GNU bug report logs - #7948
multibyte: 16-bit wchar_t on Windows and Cygwin

Previous Next

Package: coreutils;

Reported by: Eric Blake <eblake <at> redhat.com>

Date: Mon, 31 Jan 2011 16:51:02 UTC

Severity: wishlist

Merged with 7963, 7968

To reply to this bug, email your comments to 7948 AT debbugs.gnu.org.

Toggle the display of automated, internal messages from the tracker.

View this report as an mbox folder, status mbox, maintainer mbox


Report forwarded to owner <at> debbugs.gnu.org, bug-coreutils <at> gnu.org:
bug#7948; Package coreutils. (Mon, 31 Jan 2011 16:51:02 GMT) Full text and rfc822 format available.

Acknowledgement sent to Eric Blake <eblake <at> redhat.com>:
New bug report received and forwarded. Copy sent to bug-coreutils <at> gnu.org. (Mon, 31 Jan 2011 16:51:02 GMT) Full text and rfc822 format available.

Message #5 received at submit <at> debbugs.gnu.org (full text, mbox):

From: Eric Blake <eblake <at> redhat.com>
To: Bruno Haible <bruno <at> clisp.org>
Cc: bug-coreutils <bug-coreutils <at> gnu.org>, cygwin <cygwin <at> cygwin.com>,
	bug-gnulib <at> gnu.org
Subject: Re: 16-bit wchar_t on Windows and Cygwin
Date: Mon, 31 Jan 2011 09:58:19 -0700
[Message part 1 (text/plain, inline)]
[adding cygwin and coreutils for a wc issue]

On 01/30/2011 07:04 PM, Bruno Haible wrote:
> Hi,
> 
> It is known for a long time that on native Windows, the wchar_t[] encoding on
> strings is UTF-16. [1] Now, Corinna Vinschen has confirmed that it is the same
> for Cygwin >= 1.7. [2]

POSIX requires that 1 wchar_t corresponds to 1 character; so any use of
surrogates to get the full benefit of UTF-16 falls outside the bounds of
POSIX.  At which point, the POSIX definition of those functions no
longer apply, and we can (try) to make the various wc* functions try to
behave as smartly as possible (as is the case with Cygwin); where those
smarts are only needed when you use surrogate pairs.  If cygwin's
approach is correct, then maybe the thing to do is codify those smarts
for all implementations with 16-bit wchar_t as an extension to POSIX
that all gnulib clients can rely on, and thus minimize the #ifdefs in
such clients.

> What consequences does this have?
> 
>   1) All code that uses the functions from <wctype.h> (wide character
>      classification and mapping) or wcwidth() malfunctions on strings that
>      contains Unicode characters outside the BMP, i.e. outside the range
>      U+0000..U+FFFF.

Not necessarily.  Such code falls outside of POSIX, but it may still be
a well-behaved extension if given sane behavior for how to deal with
surrogates.

>   2) Code that uses mbrtowc() or wcrtomb() is also likely to malfunction.
>      On Cygwin >= 1.7 mbrtowc() and wcrtomb() is implemented in an intelligent
>      but somewhat surprising way: wcrtomb() may return 0, that is, produce no
>      output bytes when it consumes a wchar_t.
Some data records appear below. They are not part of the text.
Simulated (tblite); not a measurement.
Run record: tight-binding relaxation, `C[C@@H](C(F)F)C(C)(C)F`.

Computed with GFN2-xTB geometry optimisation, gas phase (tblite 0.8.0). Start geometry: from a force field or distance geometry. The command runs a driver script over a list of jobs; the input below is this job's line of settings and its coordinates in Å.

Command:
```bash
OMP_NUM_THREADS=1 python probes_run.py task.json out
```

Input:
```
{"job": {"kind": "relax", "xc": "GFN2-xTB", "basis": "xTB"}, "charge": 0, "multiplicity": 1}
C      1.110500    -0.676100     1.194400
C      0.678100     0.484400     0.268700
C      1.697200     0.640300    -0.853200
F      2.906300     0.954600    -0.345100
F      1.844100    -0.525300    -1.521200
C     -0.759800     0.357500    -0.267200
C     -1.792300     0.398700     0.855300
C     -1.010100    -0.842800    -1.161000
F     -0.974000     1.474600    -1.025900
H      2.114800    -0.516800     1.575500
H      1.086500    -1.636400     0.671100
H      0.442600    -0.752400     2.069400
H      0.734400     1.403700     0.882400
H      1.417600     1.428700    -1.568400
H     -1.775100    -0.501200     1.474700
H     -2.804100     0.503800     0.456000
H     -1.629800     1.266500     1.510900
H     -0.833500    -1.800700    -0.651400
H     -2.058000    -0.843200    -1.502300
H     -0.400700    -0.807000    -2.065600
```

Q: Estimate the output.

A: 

>   Now with a chinese character outside the BMP:
>   $ 	
>         1       4
>   $ printf 'a \xf0\xa1\x88\xb4 b\n' | wc -w -m
>         3       6
> 
>   On Cygwin 1.7.5 (with LANG=C.UTF-8 and 'wc' from GNU coreutils 8.5):
> 
>   $ printf 'a\xf0\xa1\x88\xb4b\n' | wc -w -m
>         1       5
>   $ printf 'a \xf0\xa1\x88\xb4 b\n' | wc -w -m
>         2       7
>
>   So both the number of characters and the number of words are counted
>   wrong as soon as non-BMP characters occur.
>

Does this represent a bug in cygwin's mbrtowc routines that could be
fixed by cygwin?

Or, does this represent a bug in coreutils for using mbrtowc one
character at a time instead of something like mbsrtowcs to do bulk
conversions?

And if we decide that cygwin's extensions are sane, how much harder is
it to characterize what a program must do to be portable to both 16-bit
and 32-bit wchar_t if they are guaranteed the same behavior for all
hosts of the same-size wchar_t?  In other words, would it really require
that many #ifdefs in coreutils to portably and simultaneously support
both sizes of wchar_t?

> I'm more in favour of overriding wchar_t and all functions that depend on it -
> like we did successfully for the socket functions.
> 
> In practice, this would mean that on Windows (both native Windows and
> Cygwin >= 1.7) the use of a 'wchar_t' module will
>   - override wchar_t to be 32 bits, like in glibc,
>   - cause functions from mbrtowc() to wcwidth() to be overridden. Since the
>     corresponding system functions are unusable, the replacements will use the
>     modules from libunistring (such as unictype/ctype-alnum and uniwidth/width).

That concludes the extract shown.